Fhenomenon is an early C++17 systems project for a practical, FHE-native programming model.
The core bet is simple: fully homomorphic encryption will not become practical by pretending that arbitrary software can be compiled unchanged into encrypted execution. It will also not become practical by making every backend maximally general and then accepting unusable speed. The useful boundary is closer to GPU computing. A trusted host should orchestrate public control flow, while an untrusted executor runs branchless, data-oblivious, coarse-grained encrypted kernels.

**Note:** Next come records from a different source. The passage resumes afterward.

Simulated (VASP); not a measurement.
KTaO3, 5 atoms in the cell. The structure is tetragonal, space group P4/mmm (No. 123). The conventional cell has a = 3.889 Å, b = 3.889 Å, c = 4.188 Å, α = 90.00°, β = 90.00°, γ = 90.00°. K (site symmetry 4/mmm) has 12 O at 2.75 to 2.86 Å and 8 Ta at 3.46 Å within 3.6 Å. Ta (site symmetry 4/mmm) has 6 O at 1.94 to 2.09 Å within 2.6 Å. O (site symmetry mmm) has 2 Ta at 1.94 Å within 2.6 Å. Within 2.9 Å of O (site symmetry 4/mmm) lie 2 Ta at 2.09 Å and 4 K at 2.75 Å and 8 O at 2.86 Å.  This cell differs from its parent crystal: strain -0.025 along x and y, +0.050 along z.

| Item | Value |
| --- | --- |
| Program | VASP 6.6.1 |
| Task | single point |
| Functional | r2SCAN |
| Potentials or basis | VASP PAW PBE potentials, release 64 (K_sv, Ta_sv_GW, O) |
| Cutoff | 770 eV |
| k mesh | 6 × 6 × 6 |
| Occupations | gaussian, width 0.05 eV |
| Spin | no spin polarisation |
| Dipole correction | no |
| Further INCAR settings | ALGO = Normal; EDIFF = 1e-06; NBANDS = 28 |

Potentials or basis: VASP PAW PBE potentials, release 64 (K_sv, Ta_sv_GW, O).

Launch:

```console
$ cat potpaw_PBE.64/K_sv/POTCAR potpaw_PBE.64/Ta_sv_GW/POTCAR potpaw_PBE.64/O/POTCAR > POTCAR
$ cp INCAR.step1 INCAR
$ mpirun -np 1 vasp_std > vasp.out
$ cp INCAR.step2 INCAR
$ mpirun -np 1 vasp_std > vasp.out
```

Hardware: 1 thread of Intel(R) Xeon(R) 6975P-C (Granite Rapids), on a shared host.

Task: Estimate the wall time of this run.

Fhenomenon treats constraints as performance contracts. A fast kernel that only works for a particular scheme, parameter set, packing layout, tensor shape, device residency, or application pattern is not a second-class hack. It is a valuable fast path, as long as its constraints are explicit enough for the runtime to dispatch, compose, benchmark, and replace it safely.
This repository is building the small runtime and backend interface for that world.
- A flat FHN program IR that is easy to generate, inspect, and execute.
- A C ABI kernel table that FHE library and hardware developers can extend without learning a complex compiler pipeline.
- A default executor that dispatches kernels and decomposes fused opcodes when a backend only exposes primitives.
- Optional async backend hooks for accelerator-oriented submission, polling, waiting, and output collection.
- A self-contained ToyFHE backend for CI, examples, and backend-author education.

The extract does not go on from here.